Published: 
By  Rob Seal
Mike Lenox
Mike Lenox, University Professor and Tayloe Murphy Professor of Business Administration at the University Darden School of Business (Photo by Sam Levitan Photography)

Before he ever studied innovation and business – prior to the teaching and mentorship that’s defined his career, and long before organizations from General Motors to NASA started asking for his services – Mike Lenox was an aspiring engineer.

He was 18 and a first-year student at the University of Virginia’s School of Engineering and Applied Sciences, just across Grounds from his future home in the Darden School of Business, where he now serves as University Professor and Tayloe Murphy Professor of Business. 

“I chose engineering because I was good at math, and so people suggested I should do engineering,” he recalled recently of those early days on Grounds. 

But it wasn’t a mismatch. The insights the field would require – the analytical frameworks it taught him, and the approach to problem-solving that engineering required – set the stage for a deep and varied career in business and higher education, where he has focused on innovation and disruption. And that might not have happened if he wasn’t an engineer first. 

“I got attracted to systems engineering because it was the most big picture of all the engineering disciplines,” said Lenox, who has two degrees from UVA’s Engineering School. “As our faculty would say, civil engineers knew how to build bridges, systems engineers knew where to build them.”

After leaving UVA’s Engineering School with his master’s degree, Lenox went on to the Massachusetts Institute of Technology, where he earned a Ph.D. in MIT’s Engineering Systems Division through their Technology Management and Policy Program. Since then, he’s spent much of his career using engineering principles in the study and practice of business, serving as an important voice in his field and as a much-sought consultant by some of the country’s largest and most complex entities.

Recently, Lenox sat down for a few questions about his career, his views on how engineering training can pay off in the corporate and business worlds, and on his advice for students today who are interested in engineering but also want an entrepreneurial career in the private sector. 

Q: When did you first think that you might have a career in business? 

A: As a young man, I stayed a fifth year at UVA and received my master’s while my now-wife was finishing up with school. I did my thesis on extreme-but-rare events, such as a disaster at a chemical plant, that are unlikely to happen but can have big impact if they do. 

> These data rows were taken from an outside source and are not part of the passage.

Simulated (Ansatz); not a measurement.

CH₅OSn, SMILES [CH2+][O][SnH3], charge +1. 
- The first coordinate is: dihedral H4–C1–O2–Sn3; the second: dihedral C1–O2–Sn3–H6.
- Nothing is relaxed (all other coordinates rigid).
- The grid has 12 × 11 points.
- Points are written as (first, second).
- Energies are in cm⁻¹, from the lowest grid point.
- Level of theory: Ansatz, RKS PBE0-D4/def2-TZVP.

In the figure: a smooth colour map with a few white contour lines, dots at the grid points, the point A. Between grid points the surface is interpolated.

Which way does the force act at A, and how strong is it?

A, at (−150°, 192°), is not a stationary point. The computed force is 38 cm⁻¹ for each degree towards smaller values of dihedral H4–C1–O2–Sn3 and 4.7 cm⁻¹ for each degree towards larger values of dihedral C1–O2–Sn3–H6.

What intrigued me about the work was that the risk factors were as much about management and economics as they were about technical issues within a chemical plant. And that really got me interested in thinking about the social systems side of it all. 

I took a job in consulting, then decided to apply for a doctorate in management and policy at MIT. They wanted to take technically oriented students and prepare them to do work in public policy. I was interested in environmental policy, and environmental systems in general.  As I pursued my studies, I got very interested in how businesses thought about environmental issues, which was really a fringe topic at the time. There was no such term then as “corporate sustainability.” 

Q: Did your engineering training prepare you for incorporating economics in your models? 

A: I was fortunate in what I studied. I don’t have an economics degree, but a lot of my training was in economics. It’s the most mathematical of the social sciences, and I was well prepared for that from my time at Engineering. I had all the calculus and stats; I could handle the math. But what was interesting was that my systems perspective created a certain amount of skepticism of traditional economic models. 

Engineers adopt modeling approaches that you don’t always see in the social sciences. I joke that I’m on the heretical fringes of economics. The questions that most interest me are around technology, innovation, and market disruption, topics that don’t fit well in the equilibrium analyses common in much of economics. For example, during my doctoral studies, I spent a summer at the Santa Fe Institute studying complex systems and computational methods.

Q: Were there any faculty members at UVA who particularly helped you on this path?

Bill Scherer [current chair of the Department of Systems and Information at the Engineering School] was one of my professors, even though he was only 25 at the time. We learned things like complexity modeling, and I got a chance to start using complexity models to understand how markets work. And again, it’s not mainstream; this technique for assessing markets is very much on the heretical fringes. But it’s incredibly important for us to be able to understand innovation and the dynamism of markets and technology. My systems training was just invaluable. It changed my perspective. 

For example, I have an appointment at the Miller Center as a senior fellow on a project on democracy and capitalism. We are very interdisciplinary. We have all these scholars asking the really big questions about the future of democracy and capitalism. My systems training makes me think of these things as one integrated system, instead of a bunch of separate closed systems. You can’t separate the economic from the political from the social.

Q: What would you say to an aspiring engineering student who wants to work in the private sector?

A: What I would say is: I’m an engineer at heart. I like to solve problems. And I think when it comes to entrepreneurs, that’s ultimately what they do. There’s been a lot of research about this. Entrepreneurs don’t look at the world and think how to make the most money. My guess is that Bill Gates probably said, “I want to create the world’s greatest software company,” or maybe “I want to make the best software.” And that solution mindset, that problem-fixing mindset, that’s part and parcel of what we do as engineers and what an entrepreneur does as well. 

Q: You’re also part of a new pan-University entrepreneurship initiative at UVA that’s building bridges across the University. What are its goals? 

A: There have been various great efforts to support entrepreneurship and innovation over the years at UVA, including within the Engineering School. However, I would argue that the whole has not been greater than the sum of our efforts. What we’re trying to do is to build a platform to support and catalyze offerings, including standing up some new efforts that support the entire university. 

We’re trying to create those conditions where magic occurs. Especially having networks where people can support one another and building teams that really complement one another in terms of what they bring to the table. For example, we are launching a new student-focused center on the Corner, called the Foundry. It’s going to be a great resource for students of all academic backgrounds. 

Read more about UVA's Pan-University Entrepreneurship Initiative

“I’m grateful to the many people around Grounds who have built a thriving culture of entrepreneurship at UVA, and to Mike Lenox for his leadership of this new initiative,” UVA President Jim Ryan said. “I am excited to see entrepreneurs from across the University come together, and to see the ripple effects that come from bringing more great ideas to life.”